A rain of German bombs falling onto London may sound like a scene from the Blitz, but the city was also attacked by Germany during WWI, not by sleek metal-skinned aircraft, but by Zeppelins. Described by Winston Churchill as “enormous bladders of combustible gas,” these ominous lighter-than-air crafts caused 500 deaths in Britain. They also caused chaos on their own people, by denying them of their beloved sausages.
Although there was little evidence that airships were suited to military environments (they weren’t, by the way), there was a great demand for them among the German top brass. The ships could carry far more bombs over a further distance than aircraft, all while mounting defensive machine guns and they were actually quite hard to bring down.

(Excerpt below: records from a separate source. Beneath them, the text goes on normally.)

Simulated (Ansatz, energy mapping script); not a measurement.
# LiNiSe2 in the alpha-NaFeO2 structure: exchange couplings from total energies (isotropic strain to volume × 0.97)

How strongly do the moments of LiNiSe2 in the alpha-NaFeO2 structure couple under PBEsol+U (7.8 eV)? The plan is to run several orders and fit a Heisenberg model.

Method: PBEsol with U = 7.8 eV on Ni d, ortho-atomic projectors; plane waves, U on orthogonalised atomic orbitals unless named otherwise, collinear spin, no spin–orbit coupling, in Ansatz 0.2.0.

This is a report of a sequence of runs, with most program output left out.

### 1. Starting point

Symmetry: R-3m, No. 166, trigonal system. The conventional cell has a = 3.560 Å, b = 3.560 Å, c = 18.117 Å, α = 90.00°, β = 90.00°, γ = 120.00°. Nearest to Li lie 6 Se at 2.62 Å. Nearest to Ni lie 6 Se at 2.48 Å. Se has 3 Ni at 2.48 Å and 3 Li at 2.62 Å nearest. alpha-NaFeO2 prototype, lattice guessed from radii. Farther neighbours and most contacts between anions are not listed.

However, unsurprisingly, the airships were still vulnerable to a prepared enemy and proved to be unwieldy, struggling to effectively navigate precisely over targets and lacking accurate bombing techniques.
Even when moored up the airships were thrown around by strong winds, and a few were lost because of poor weather conditions.
The airships had a powerful psychological effect but proved to be a rather lackluster weapon of war, and their use was eventually abandoned.
These gigantic machines could measure up to 240 meters in length and required immense resources to construct. One of the most important was cow guts. The cow guts were used to make the bags that contained the airship’s gas. The gas is what makes the airships lighter than air.
Because the airships were huge, the number of resources they used was huge too, with each German Zeppelin using around 250,000 cows.
The same material used for the gasbags is also used to make sausages, albeit in a much more precise process. The German authorities were forced to choose between sausages or their airships. As we now know, airships won this logistical tug of war, with the resources once used to make sausages instead being diverted to Zeppelin construction.
An airship could use up to 30 million potential sausages.
During this drive for airship construction, the production of sausages was outlawed in Germany and other occupied territories.
The intestinal skin, also known as goldbeater’s skin, is incredibly resistant to tearing yet very thin and light. It has been used for many different things over the centuries but got its name from its use in the production of gold leaf. The skin is placed between layers of gold during gold beating, a process that can thin out many layers of gold separately.
A 1922 report on balloon fabrics for the US National Advisory Committee for Aeronautics highlights how valuable these guts were.
“The collection of the goldbeater’s skins was very systematic in Germany during the war,” the document reads. “Each butcher was required to deliver the ones from the animals he killed. Agents exercised strict control in Austria, Poland and northern France, where it was forbidden to make sausages.”
The intestines normally used to make sausages were wetted, separated, and had the outer membrane peeled away. It was then washed in an alkaline solution and stretched dry. The resulting material is goldbeater’s skin; exceptionally thing, yet strong.
The Germans experimented with other materials to build the gas bags, like rubber, but they were unable to find a way of sealing the bags enough to stop hydrogen, the lightest element in the universe, from escaping.
However, they realized that if layers of goldbeater’s skin were laid on top of each other when wet, they fuse together as they dry. This creates a material that, according to the 1922 report, “for a weight of 130 to 150 g per sq. m, a tightness permitting the loss of only a few liters of hydrogen per sq. m in 24 hours, under a pressure of 30 mm of water.”
As a result, Germany went without sausages in the name of strategic bombing.